I know that there are some discussion over the definition over absolute value in stack-exchange. However, I did not satisfied. It is generally given that $$ \left| y \right| = \begin{cases} \phantom{-}y, & y \geq 0 \\ -y, & y < 0 \end{cases} $$
However, I think that this definition is a little bit dangerous, because it may give rise to wrong answer in some questions such that
Write all possible values of $x$ in $|2x-6|=6-2x$
If students use the foregoing definition, they will write $-1,-2,-3,\ldots$. However, $0$ should have been included.
I know that this will seem ridiculous to most of you, but when we imagine ourselves like a primary or secondary school students, it may cause problem.

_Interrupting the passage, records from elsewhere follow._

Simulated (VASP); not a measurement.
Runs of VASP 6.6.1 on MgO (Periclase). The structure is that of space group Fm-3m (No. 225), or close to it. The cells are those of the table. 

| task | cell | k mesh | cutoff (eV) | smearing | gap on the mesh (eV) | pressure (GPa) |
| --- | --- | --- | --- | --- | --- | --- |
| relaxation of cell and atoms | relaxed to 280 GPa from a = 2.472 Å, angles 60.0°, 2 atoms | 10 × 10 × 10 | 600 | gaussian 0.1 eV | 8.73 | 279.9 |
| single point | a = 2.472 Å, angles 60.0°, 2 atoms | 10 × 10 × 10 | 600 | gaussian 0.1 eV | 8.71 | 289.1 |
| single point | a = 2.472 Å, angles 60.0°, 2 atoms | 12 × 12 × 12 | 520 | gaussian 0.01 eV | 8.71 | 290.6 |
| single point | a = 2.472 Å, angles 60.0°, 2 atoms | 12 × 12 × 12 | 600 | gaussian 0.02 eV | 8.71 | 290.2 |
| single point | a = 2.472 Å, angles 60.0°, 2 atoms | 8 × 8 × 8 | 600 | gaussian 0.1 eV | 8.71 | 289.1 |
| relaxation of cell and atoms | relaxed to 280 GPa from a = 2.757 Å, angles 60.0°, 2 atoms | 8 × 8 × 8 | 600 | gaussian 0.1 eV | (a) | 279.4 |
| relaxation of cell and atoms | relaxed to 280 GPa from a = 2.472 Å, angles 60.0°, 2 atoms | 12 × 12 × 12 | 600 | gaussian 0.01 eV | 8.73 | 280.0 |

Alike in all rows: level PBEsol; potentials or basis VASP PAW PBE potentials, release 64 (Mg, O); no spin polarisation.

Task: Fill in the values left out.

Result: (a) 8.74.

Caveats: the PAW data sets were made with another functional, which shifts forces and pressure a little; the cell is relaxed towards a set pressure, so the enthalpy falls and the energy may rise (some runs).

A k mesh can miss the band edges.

So, my question is why most of book use this definition instead of clearer one such that $$\left| y \right| = \begin{cases} \phantom{-}y, & y \geq 0 \\ -y, & y \leq 0 \end{cases} $$
I fail to see what's non-clear about the usual definition. The definition that you suggest is logically correct, but may put it the mind of the students that there is no problem in defining a function with an expression such as$$f(x)=\begin{cases}\text{some expression}&\text{ if }x\geqslant a\\\text{some other expression}&\text{ if }x\leqslant a.\end{cases}$$And there is no problem in the definition that you have suggested. But, in general, you can't do that.